A science instrument onboard NASA’s Lunar Reconnaissance Orbiter (LRO) detected plumes of gas rising from the December 17 impact on the Moon of the space agency’s twin GRAIL spacecraft.
Viewing the impact sites, LRO’s Lyman Alpha Mapping Project (LAMP) aboard LRO detected the presence of mercury and hydrogen. The device and measured their time evolution as the gas rapidly expanded into the vacuum of space at near-escape velocities.
Following GRAIL’s successful prime and extended science missions, both spacecraft were maneuvered to hit a mountain near the lunar north pole last year, which was shrouded in shadow at the time.

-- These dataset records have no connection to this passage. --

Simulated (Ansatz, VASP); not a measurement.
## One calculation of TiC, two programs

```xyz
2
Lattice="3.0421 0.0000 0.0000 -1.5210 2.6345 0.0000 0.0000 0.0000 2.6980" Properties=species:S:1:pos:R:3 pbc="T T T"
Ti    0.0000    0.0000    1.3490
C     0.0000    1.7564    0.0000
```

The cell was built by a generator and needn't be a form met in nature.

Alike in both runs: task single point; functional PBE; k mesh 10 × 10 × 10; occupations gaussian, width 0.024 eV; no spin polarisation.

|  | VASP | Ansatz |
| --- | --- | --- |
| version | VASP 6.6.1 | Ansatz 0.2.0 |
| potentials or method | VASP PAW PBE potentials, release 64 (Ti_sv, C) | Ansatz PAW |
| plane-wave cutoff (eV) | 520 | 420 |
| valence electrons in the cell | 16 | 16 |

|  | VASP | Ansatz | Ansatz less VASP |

The two satellites, named Ebb and Flow, used radio signals to precisely measure their separation as they flew in formation, one following the other in the same nearly circular polar orbit. These measurements allowed mission scientists to build up an accurate and detailed gravity map of the Moon.
Cold polar regions
LRO’s LAMP — developed by Southwest Research Institute (SwRI) — uses a novel method to peer into the darkness of the Moon’s permanently shadowed regions, making it ideal for observations of the Moon’s night-side and its tenuous atmospheric constituents.
“While our results are still very new, our thinking is that the hydrogen detected from the GRAIL site might be related to an enhancement at the poles caused by hydrogen species migrating toward the colder polar regions,” said Kurt Retherford, LAMP principal investigator and a principal scientist at SwRI in a press statement.
According to Thomas Greathouse, a LAMP team member and SwRI senior research scientist: “We have begun to understand that the amount of water ice near the polar regions is higher than was previously thought, but we don’t fully understand how it gets there.”
Water on the Moon is an invaluable resource, one that can be used to make rocket fuel and supply future lunar outposts with oxygen and water.